Macro Analysis
GBP/USD: Yield Spread Diverges, But Price Breaks Support – What Traders Need to Know
Recent daily price action shows GBP/USD breaking below the 1.32 support zone, with the pair settling around 1.317 in late June 2026. This marks a clear shift from the sideways range of 1.33–1.36 seen through most of May and early June. The move lower coincides with a notable drop in the 10-year yield spread (UK minus USA), which fell from around 0.55 in late May to about 0.31 by June 25. However, the historical correlation between GBP/USD and this spread is only 0.27 – a weak positive link. This means the yield spread alone doesn’t drive the pair.
Looking back, we see periods where the spread rose sharply (e.g., April 2026 spike to 0.84) while GBP/USD actually dropped from 1.36 to 1.33 – a clear divergence. More recently, both the spread and the pair declined, so they converged. But over the entire dataset, the pair shows stronger sensitivity to risk sentiment, UK and US monetary policy expectations, and broader dollar demand.
Technically, the daily timeframe shows a downtrend from the January 2026 high near 1.382. The break below 1.32 opens the door to the next support around 1.305–1.310, a level tested in late 2025. On the weekly chart, the pair printed a bearish engulfing candle in the week ending June 26, adding weight to the bearish bias.
On the macro side, upcoming events could shake things up. The US ISM Manufacturing PMI (July 1) and the NFP report (July 2) are high-impact. Markets expect a slight dip in ISM to 53.7 and a softer NFP at 114K vs 172K prior. If data disappoints, the dollar could weaken and give GBP/USD a bounce. Additionally, both the Fed Chair and BOE Governor speak on July 1 – traders will watch for any rate-cut hints. The BOE has been more cautious, which supports GBP relative to USD when risk appetite is stable.
Important divergence to note: Even with a weak correlation, the yield spread narrowing (UK yields falling faster than US yields) typically points to a weaker pound. Yet the recent price drop aligns with this narrowing – suggesting the spread is currently a supportive factor for the bearish move, not a contradictory one. But don’t rely solely on it; watch risk flows and event risk.
In short, GBP/USD looks vulnerable below 1.32, but the weak correlation with yield spreads tells you other drivers matter more. Focus on US labor data and central bank tone this week. A rally back above 1.33 would negate the breakdown, while a close below 1.31 could accelerate selling. Stay nimble.

COT Analysis
GBP/USD price on the daily timeframe has declined from 1.345 in early June 2026 to around 1.319 by late June, while the Asset Managers vs Dealers spread moved deeper into negative territory (from -0.21 to -0.35). This simultaneous drop in price and spread indicates bearish convergence, meaning commercial dealers are increasingly net long against asset managers, reinforcing the downside momentum. The earlier period from April to May 2026 showed a brief divergence where price rose while spread fell, but the current alignment suggests persistent selling pressure. For daily and weekly traders, the COT data now confirms the bearish trend, with no sign of reversal in positioning.
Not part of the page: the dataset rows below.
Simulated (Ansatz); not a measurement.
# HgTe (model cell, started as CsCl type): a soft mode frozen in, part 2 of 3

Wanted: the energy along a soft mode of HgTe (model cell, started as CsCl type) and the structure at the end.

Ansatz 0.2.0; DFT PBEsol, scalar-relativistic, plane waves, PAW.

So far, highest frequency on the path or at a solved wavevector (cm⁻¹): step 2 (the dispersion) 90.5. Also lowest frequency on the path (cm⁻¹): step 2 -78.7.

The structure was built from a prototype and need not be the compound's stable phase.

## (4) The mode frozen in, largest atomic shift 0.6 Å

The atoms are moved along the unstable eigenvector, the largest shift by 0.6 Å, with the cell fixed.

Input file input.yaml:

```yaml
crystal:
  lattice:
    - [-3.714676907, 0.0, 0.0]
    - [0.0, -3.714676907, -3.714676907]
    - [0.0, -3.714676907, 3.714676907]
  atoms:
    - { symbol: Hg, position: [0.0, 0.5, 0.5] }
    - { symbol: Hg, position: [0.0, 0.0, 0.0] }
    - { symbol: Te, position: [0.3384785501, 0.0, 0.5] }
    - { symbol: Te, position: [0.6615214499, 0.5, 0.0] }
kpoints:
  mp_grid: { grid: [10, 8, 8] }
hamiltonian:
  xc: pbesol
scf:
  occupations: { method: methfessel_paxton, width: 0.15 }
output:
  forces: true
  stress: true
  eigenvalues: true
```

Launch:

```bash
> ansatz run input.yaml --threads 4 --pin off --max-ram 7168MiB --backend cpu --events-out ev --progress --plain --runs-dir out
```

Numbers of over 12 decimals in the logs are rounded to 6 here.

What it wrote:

GBP/USD price and the Large vs Commercial Net Position ratio show a clear convergence since early 2026, as both moved lower together after a period of divergence in late 2025. The ratio turned deeply negative from May 2026 onward, aligning with the recent price decline from the 1.36 area to near 1.32. Currently, price sits around 1.3188 with the COT spread at -0.259, indicating that large speculators maintain a strong net short bias while commercial traders are net long—a bearish sentiment consistent with the ongoing downtrend. This alignment suggests persistent selling pressure on the daily and weekly timeframes.

From late May 2026, GBP/USD price and the Large Traders Net Position ratio both declined sharply, showing a bearish convergence. However, over the last two weeks of June, price continued to make new lows near 1.317 while the ratio flattened around 0.8829, creating a bullish divergence. This divergence suggests that the selling pressure may be exhausting, and the downtrend could be losing momentum.